'Palestine is number one', says Egyptian singer after taking 'unaware' photo with Israeli singer
Popular Egyptian singer Mohamed Ramadan affirmed his support for Palestine and denied knowingly posing for photos with Israelis following a backlash from fans who reacted angrily to a selfie he took with a singer and a footballer from Israel.
The photo was posted by a Twitter account affiliated with the Israeli foreign ministry which is dedicated to reaching an Arabic audience. Al-Mazrouie also posted the image but quickly deleted it.

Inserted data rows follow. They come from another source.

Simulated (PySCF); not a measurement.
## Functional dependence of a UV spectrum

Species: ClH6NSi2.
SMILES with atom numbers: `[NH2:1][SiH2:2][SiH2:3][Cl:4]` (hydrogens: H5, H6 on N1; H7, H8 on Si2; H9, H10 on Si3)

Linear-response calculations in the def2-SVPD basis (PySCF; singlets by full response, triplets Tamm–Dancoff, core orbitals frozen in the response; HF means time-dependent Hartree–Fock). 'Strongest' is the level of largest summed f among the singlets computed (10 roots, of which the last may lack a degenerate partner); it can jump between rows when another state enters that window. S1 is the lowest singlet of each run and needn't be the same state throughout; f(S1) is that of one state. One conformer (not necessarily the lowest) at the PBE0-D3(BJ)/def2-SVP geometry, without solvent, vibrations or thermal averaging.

In a statement made after the backlash, Ramadan said that he is “not a security guard” and doesn’t ask for fans’ nationalities before posing for a photo, according to popular Arabic-language celebrity website Fe El Fan.
Ramadan said he “takes hundreds of pictures daily with fans and admirers during his daily tours in any country he visits,” and that he took those photos when he was in the UAE, which now allows Israeli tourists to enter its territory.
Ramadan added that this is not the first time an Arab celebrity “accidentally” took a photo with Israelis.
“Anyone can Google Arab celebrities with Israelis and you’ll see that this is a very common accidental occurrence,” he said.
He added that, “Palestine is number one", using the title of his hit song Number One.
"I salute the brotherly Palestinian people.”
Ramadan also said that it is not in his interest to “provoke his large fanbase”, and that there was no logical reason why he would intentionally take a photo with an Israeli.
Read more: Popular Egyptian singer Mohamed Ramadan sentenced to one year in prison for slander
Ramadan, a 32-year-old actor and rapper, boasts millions of followers in the Arab world, is a close friend of Morocco's King Mohamed VI and won the 2019 All Africa Music Awards prize.
“Tomorrow Mohamed Ramadan will claim that Omer Adam is the one that wanted the picture, that he didn’t know he was Israeli and will ask for forgiveness from his fans,” one Twitter user said when the photo was uploaded, using the Arabic hashtag “normalisation is betrayal”.
On Monday, an Egyptian lawyer filed a case accusing Ramadan of causing "offence to the Egyptian people" through the pictures.
The case will be heard by a court on December 19.
Also on Monday, the Egyptian Artists' Syndicate said on Facebook that it was suspending Ramadan's membership until he is questioned over the photo "at the latest in the first week of December".
Omer Adam made headlines last month after he was invited to Dubai to sing at a religious celebration at the request of an Emirati royal.
Another widely shared photo of him with Israeli footballer Diaa Saba also caused a stir online, with the hashtag "Mohamed Ramadan is a Zionist" trending on Twitter.
In August, US President Donald Trump announced that the UAE had become the third Arab country, after Egypt and Jordan, to normalize ties with Israel, with Bahrain and Sudan following suit a few weeks afterwards.
Israeli Prime Minister Benjamin Netanyahu has said that his country is in talks with other Arab and Muslim states regarding normalising relations.
While some Arab leaders have shown enthusiasm for normalisation UAE, public opinion in the Arab World is overwhelmingly opposed to normalisation.
A poll published by the Arab Centre for Research and Policy Studies (ACRPS) in early October showed that 88 percent of Arabs reject normalisation with Israel.